Barrow (Ring Barrow), Raheen, Co. Kerry
Co. Kerry |
Barrows
At the eastern end of a ridge in Raheen, Co. Kerry, a circular earthen mound sits quietly in pasture, its purpose prehistoric and its presence largely unremarked.
This is a ring barrow, a burial monument type associated with the Bronze Age, consisting of a central mound encircled by a ditch, known as a fosse, and an outer bank. The one at Raheen is modest in height but precise in its geometry: the mound measures just over twenty metres in diameter and rises roughly half a metre, while the surrounding bank, more substantial at around 1.35 metres on its outer face, completes a form that was once deliberately, carefully constructed.
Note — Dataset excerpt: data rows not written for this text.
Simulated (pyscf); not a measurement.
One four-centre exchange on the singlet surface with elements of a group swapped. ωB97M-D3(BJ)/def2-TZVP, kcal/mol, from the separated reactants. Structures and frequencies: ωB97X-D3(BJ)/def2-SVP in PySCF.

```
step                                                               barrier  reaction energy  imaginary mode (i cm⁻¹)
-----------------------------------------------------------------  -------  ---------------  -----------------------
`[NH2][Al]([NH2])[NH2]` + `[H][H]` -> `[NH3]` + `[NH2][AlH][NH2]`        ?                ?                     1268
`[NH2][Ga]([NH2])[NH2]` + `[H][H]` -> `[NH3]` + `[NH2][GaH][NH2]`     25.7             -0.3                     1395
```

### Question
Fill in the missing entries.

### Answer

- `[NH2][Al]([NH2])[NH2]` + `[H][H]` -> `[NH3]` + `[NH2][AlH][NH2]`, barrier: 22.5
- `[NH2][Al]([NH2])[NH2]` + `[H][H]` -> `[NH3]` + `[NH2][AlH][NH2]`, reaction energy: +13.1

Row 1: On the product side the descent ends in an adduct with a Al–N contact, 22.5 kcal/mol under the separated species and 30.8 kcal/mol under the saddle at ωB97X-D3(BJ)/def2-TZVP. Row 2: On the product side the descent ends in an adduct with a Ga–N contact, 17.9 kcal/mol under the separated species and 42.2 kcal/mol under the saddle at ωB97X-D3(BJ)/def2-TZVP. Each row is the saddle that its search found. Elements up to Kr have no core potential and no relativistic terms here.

The details recorded here give a quiet portrait of how ancient and agricultural Ireland have come to occupy the same ground over centuries. An entrance, about two metres wide, opens to the east, with a causeway crossing the fosse so that the interior could be approached without descending into the ditch. A single rock sits in the middle of that entrance, aligned with the outer edge of the bank, its original significance unclear but its position too deliberate to be accidental. Elsewhere the monument shows the ordinary wear of a working landscape: the bank is denuded by cattle, rocks have been tipped into the fosse to the north, and a cattle gap has been cut through the western bank. Field boundaries of more recent date appear to have been grafted onto the barrow's north-eastern section, and cultivation ridges, the narrow parallel earthworks left by lazy-bed farming, are visible in the northern quadrant. About eighty metres to the north-east stands a limekiln, a small stone structure once used to burn limestone for agricultural lime, adding yet another layer of rural industry to this already layered corner of Kerry.